John Schofield
16th September 2007
Changing Minds

When I was in Washington DC recently, as well as visiting various art galleries, there were two particular museums I went to.  Both memorialised peoples who had been done great ills.  One was the Museum of the American Indian, the other the Holocaust Memorial Museum.  I was quite surprised by the different tone of the two; there is a shrillness about the American Indian museum that is lacking in the Holocaust museum.  And in many ways, I found that surprising.
Now, several weeks on, and thinking both about today’s readings and what William was grappling with last week, I find myself asking ‘How would each of these museums in their different ways and with their different tones, have recorded the interchange between God and Moses at Sinai?’  Would it have been low key, or triumphalist?  Who would be the hero, and who the villain or victim?
Life presents us with the necessity of making choices.  This is inescapable.  Good or evil; life or death.  How do we react?  Soberly, or shrill-ly?  As heroes or victims?
Moses presented God with the necessity of making a choice.  How did Moses present that choice to God?  And how did God respond?
So often we hear the question, echoed last week:  Where is God?  or  Where was God?  or  Why did God allow this?  And, though we can always resort to the answer that says: ‘God’s ways are beyond our understanding, God’s ways are not our ways’, ultimately this is unsatisfactory.
But then we don’t look hard enough at what God has already shown us, and shows us to all eternity.  God responds, and copes with the questions, by constantly focusing both the questions and our attention onto the cross.  And then in the resurrection God gives us a sign that evil is not the end.
Have you ever thought about the cross as God’s argument with us?  God trying to make us change our minds about the limitations of our perceptions, about the questions we ask, about what we see when we see the manger, the cross or the empty tomb?
Because today I want us to think about changing minds.  The amazing, the shocking, thing about the argument between Moses and God over the golden calf is that Moses persuaded God to change his mind.  God proposes something that, if we were to propose it, would be regarded as evil.  He decides on ethnic cleansing – getting rid of this lot who constantly do what God doesn’t want them to do.  And Moses stands up to him, says ‘Can’t you see what you’re doing?  How would that look?  What would the nations say?  Give them another chance.’  And God changes his mind.
Now, of course, that’s different from the situation in which people say why couldn’t God have prevented the holocaust / 9-11 / Rwanda / 7-7 or whatever.  For in this case God was the actor, the author of the proposed evil.  Not so in those other cases.  The only way God could change his mind about those contemporary situations is by God changing his mind about how he relates to his creation and his creatures.  But God isn’t going to do that, because God has already shown us that God copes with the question by constantly focusing both the question and our attention onto the cross.  And in the resurrection God gives us a sign that evil is not the end.
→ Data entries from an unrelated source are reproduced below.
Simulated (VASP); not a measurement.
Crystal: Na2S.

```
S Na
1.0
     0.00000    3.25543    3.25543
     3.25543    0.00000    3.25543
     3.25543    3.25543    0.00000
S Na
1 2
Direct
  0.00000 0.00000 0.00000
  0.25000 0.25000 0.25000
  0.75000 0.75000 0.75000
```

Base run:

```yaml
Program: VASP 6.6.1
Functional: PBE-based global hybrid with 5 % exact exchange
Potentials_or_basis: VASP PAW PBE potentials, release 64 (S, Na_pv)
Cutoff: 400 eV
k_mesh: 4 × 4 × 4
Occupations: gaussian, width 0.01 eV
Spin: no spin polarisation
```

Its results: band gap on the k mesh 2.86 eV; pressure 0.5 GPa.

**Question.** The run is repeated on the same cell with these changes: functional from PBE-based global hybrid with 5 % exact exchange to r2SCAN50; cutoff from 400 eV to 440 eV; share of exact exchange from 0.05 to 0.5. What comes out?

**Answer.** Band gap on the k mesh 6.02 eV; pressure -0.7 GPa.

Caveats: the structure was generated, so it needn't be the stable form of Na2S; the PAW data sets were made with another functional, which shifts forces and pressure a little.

But there is something God can do and does, if only we had ears to hear and eyes to see.  God can work with us to help us change our mind.  That’s what Paul tells us when he says
I am grateful to Christ Jesus our Lord, who has strengthened me, because he judged me faithful and appointed me to his service, even though I was formerly a blasphemer, a persecutor, and a man of violence.
God argues with Paul on the Damascus Road (and probably a bit before that as well, but we’re not told) and changed his mind.  And we also know that Paul at times argues with God.  So we too can argue with God.  We won’t always win.  God didn’t remove Paul’s thorn in the flesh (whatever that was), despite the fact that Paul pleaded with him three times about it.  Because power is made perfect in weakness.
Of course, we may think we are of no account.  It isn’t true.  We may think we have nothing to give, are worth nothing.  It isn’t true.  We might think we are weak and our efforts of no avail.  It isn’t true.  Power is made perfect in weakness.
Think instead of the effect on the world if more of humanity changed its mind.  We churchgoers might have been cajoled into thinking that repentance is all about self-examination and the expression of sorrow.  It isn’t primarily about that at all.  It’s about us changing our minds, changing the direction of our lives, putting God and the kingdom of God and the costly message of reconciliation at the centre of all that we are and do.
We’re not told whether the sheep or the coins changed their minds.  And it’s hardly a question to ask, is it?  But those conducting the search couldn’t have their minds changed until they had found what was missing.  And surely many would have questioned the shepherd’s decision to leave the ninety nine in the wilderness of all places for the sake of one!
And perhaps the coin and the sheep represent you and me and those we are sent to search for, to talk to, to help them change their minds – people to whom God gives the supreme value of searching for until they – we – are found, until they – we – have changed our mind for God.
Sometimes we get such different pictures of God presented to us.  And there is a tension within Christianity between the Hebrew and the Greek mentality.  We mustn’t overdo this distinction, but we do need to recognise that the Hebrew scriptures present us with a much more involved and active God than some of Christian theology does, influenced as it is by notions of the unchangeableness of God.  I believe that in the Incarnation, in the person of Jesus of Nazareth, true God and true human, something in God changed for ever – for our benefit.
We are called to tell that story, just as Paul – or whoever wrote to Timothy using Paul’s name and appealing to Paul’s experience – is telling his story, a story of changing minds.  And it’s no good changing your mind for God’s sake and the sake of God’s kingdom if you don’t tell your story to other people, in your words, and as often and as boldly as you can, making us ‘example(s) to those who would come to believe in him for eternal life’.
And when we do that we find that praise inevitably follows: ‘To the King of the ages, immortal, invisible, the only God, be honour and glory for ever and ever.  Amen.’  says the writer to Timothy.  This is a response to changing minds.  And the shepherd and the women throw parties.  And God wants to throw a party for us and all whose minds we’ve helped to change for God.
So don’t be afraid to argue with God.  Don’t be afraid to let God argue with you.  Don’t be afraid to change your mind for God.  Don’t be afraid to tell your mind-changed, mind-changing, story.